During the four days of Barbera Week 2010, my fellow bloggers and I tasted 174 wines at the supervised blind tastings in the mornings plus more at walk-around tastings before dinner on Monday, Tuesday and Wednesday and visits to wineries over three afternoons. Say, conservatively, 200 wines from Barbera d’Asti, Barbera del Monferrato and Barbera d’Alba, primarily from 2008 and 2007 and a few from 2006.

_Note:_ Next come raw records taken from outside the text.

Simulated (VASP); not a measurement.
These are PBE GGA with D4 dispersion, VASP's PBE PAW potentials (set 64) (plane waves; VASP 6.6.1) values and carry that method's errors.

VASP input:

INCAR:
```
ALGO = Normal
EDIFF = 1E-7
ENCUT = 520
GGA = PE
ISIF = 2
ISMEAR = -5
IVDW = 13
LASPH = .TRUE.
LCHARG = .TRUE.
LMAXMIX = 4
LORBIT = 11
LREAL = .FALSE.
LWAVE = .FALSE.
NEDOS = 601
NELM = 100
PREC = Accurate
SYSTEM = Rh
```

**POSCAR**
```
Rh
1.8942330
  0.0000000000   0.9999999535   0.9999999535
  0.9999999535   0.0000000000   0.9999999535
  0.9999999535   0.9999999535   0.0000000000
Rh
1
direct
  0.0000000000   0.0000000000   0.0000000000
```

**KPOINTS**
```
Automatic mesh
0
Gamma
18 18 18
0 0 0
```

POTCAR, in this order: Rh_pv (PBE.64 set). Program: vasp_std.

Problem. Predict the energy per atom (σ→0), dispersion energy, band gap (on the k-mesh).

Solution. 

We made our concerns known from the first day: Too many of the wines were dominated by new oak from small French barrels; too many of the wines were dominated by hard tannins; too many of the wines were dominated by highly extracted jammy fruit, as if they were competing with Amador County zinfandel. In short, these were modern New World-style wines. Where were the lighter, more refreshing Barberas of yesterday, wines that perfectly matched the region’s traditional cuisine? Certainly there many of those too, but we bloggers, and the other journalists at the conference, were dismayed to see this rush toward modernity in the belief that the (presumably) American market prefers oaky, jammy red wines. On the other hand, producers have to sell their wines or they’ll go out of business; who are we to dictate how they make their wines?

That philosophical and economic debate is for another post. My purpose today is simpler: To name the Barbera d’Asti wines that struck me as the best on March 8, the first day of the event, and the first half of the morning blind tasting on Tuesday, March 9. At that point we went into a line-up of Barbera d’Asti wines from the Nizza sub-region.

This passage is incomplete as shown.